Bolivia: Incallajta

Visit a large ancient city and have it all to yourself

Categories: Bolivia, Cities, Road Trips

Incallajta or Inkallaqta is a remote Inca city a few hours south of Cochabamba. It is the largest Inca ruin site in Bolivia and the farthest southern extent of the Inca Empire. Interestingly it wasn’t built until close to 1472, only twenty years before the Spanish first set foot in the New World.

The city was a military fortification and as such was strategically located on top of a hill overlooking the valley. What we were shown stretched all the way to the base of the cliffs on that second mountain.

 

I’m amazed at how fast things can get buried under copious amounts of soil.

Our decision to go visit Incallajta was simply to make use of our last day in the Cochabamba, it had not been one of our goals for the trip. The drive is very long, close to three hours even despite being mostly on pavement. The drive does take you through some very scenic agricultural landscapes that could be said to look like the Italian countryside. The last 45 minutes of the drive is by dirt road deep into an isolated mountain valley.

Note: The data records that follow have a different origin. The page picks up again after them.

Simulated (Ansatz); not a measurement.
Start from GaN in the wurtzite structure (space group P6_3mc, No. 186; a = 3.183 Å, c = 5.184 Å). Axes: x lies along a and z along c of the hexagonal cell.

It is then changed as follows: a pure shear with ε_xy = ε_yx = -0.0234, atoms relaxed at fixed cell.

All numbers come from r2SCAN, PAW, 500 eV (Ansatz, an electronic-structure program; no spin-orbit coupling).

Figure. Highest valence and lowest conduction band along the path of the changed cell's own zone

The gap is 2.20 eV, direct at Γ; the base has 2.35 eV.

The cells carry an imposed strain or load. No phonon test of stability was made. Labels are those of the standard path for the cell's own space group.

Everyone who visits the city has the same thing to say about it. It’s impressively large and feels very isolated. Although the quality of the stonework is not in the same league as the Peruvian ruins of the Sacred Valley, Inkallaqta feels like a real lived in city and you will most likely be the only visitor at the site. According to our guide (a guide is required to enter the site) we were the first people to show up for several days! Our guide was relaxed and informative. He allowed us to generally move along at our own pace. Incallajta is a good non-touristy ruin site to visit and enjoy the quiet of nature, and while the drive is long it is scenic.

One of the major locations in the city was this huge building, believed to have been covered, with a spring in the back corner.

This high wall suggest the shape and style of the roof.

It’s not really understood what this facility was used for. It could have been a winter social gathering area or even a market.

I think this was an area across a gorge where the residences were for women only.

You definitely have the feeling that you are walking through a town rather than an isolated ruin site with a limited function. Some areas appear to have just been unearthed or that they are being retaken by the land due to lack of maintenance.

The town is divided by a deep gorge with a permanent stream of fresh water flowing through it. At the time there were bridges connecting the two halves of the city but now you must walk down some steep stairs and climb out the other side.

The guide told us this rock in the foreground was for making blood sacrifices. He seemed to point out quite a few other rocks and said they were the same thing so I started to doubt him.